Gibson had 31 starts and 179 innings last year which was an increase of 27 innings from 2013.  He's also had 31 starts in 2015, and while his innings have only increase by 9, he has thrown 3131 pitches this year compared to only 2800 last year.  That's like adding 3-4 extra starts for him. 

 

I'm not into babying pitchers, but I would expect Gibson's season long consistency to even out once his year-to-year workload evens out.

 

On a slight side note, people have been crediting Gibson for being an effective sinkerballer since he was drafted, but his slider and change up are actually rated much better.  I think if he used those pitches more he'd get more swings and misses and cut down on his number of pitches.  I know some argue that putting the ball in play is the most efficient way to cut down on pitches, but it seems to me too many batters are able to consistently foul off borderline sinkers that the contact route is actually more detrimental to pitch counts.  Any year you search, there is an undeniably high correlation between pitchers with high inning totals and high strikeout totals.

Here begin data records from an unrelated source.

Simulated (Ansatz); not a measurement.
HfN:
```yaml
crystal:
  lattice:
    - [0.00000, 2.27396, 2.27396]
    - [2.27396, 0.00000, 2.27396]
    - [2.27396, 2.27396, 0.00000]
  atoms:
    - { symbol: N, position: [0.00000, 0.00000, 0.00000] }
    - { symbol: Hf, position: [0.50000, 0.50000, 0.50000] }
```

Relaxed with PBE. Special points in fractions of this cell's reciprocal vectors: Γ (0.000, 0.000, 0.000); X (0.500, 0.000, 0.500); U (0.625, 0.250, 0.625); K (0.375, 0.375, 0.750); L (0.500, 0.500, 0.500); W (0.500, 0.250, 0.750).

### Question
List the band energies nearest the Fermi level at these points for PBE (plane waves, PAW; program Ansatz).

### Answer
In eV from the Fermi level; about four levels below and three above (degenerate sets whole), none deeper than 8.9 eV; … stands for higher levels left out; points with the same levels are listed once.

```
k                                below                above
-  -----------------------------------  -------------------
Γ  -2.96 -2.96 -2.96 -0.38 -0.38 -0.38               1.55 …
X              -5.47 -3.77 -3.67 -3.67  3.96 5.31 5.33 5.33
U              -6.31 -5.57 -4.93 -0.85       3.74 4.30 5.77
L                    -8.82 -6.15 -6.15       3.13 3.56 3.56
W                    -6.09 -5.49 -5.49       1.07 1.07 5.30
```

This is a very interesting topic. If Gibson's slider and change are underused, that could be just the thing he needs for early innings, when he is more likely to over-throw his sinker.

 

As for pressure, that's a slippery one. Gibson's expression on the mound is steely determination. He has excellent balance and poise, so his command should be pretty reliable. I'm fine with either Gibson or Duffey in a wild card game. Those are the two best options. I'd still pick Gibson, based on experience.

 

The Twins' patchwork rotation has done a remarkable job keeping the team afloat. First prize for milk carton and duct tape boats. Unfortunately, most playoff teams have more than two healthy starting pitchers, so the Twins probably can't go much farther than the wildcard game anyway. Making it this far has been pretty impressive.

Posted

Maybe I missed it, but other than this year, when has Gibson been in a pressure filled run of games where the Twins were trying to make the play-offs? High leverage doesn't get much higher than that. Just my opinion, but this may be the first time we have seen him in those situations. And it doesn't appear that he has changed from his norm much, if at all.

Posted

It's hard to believe he could get this far in his career, and be a fraidy cat......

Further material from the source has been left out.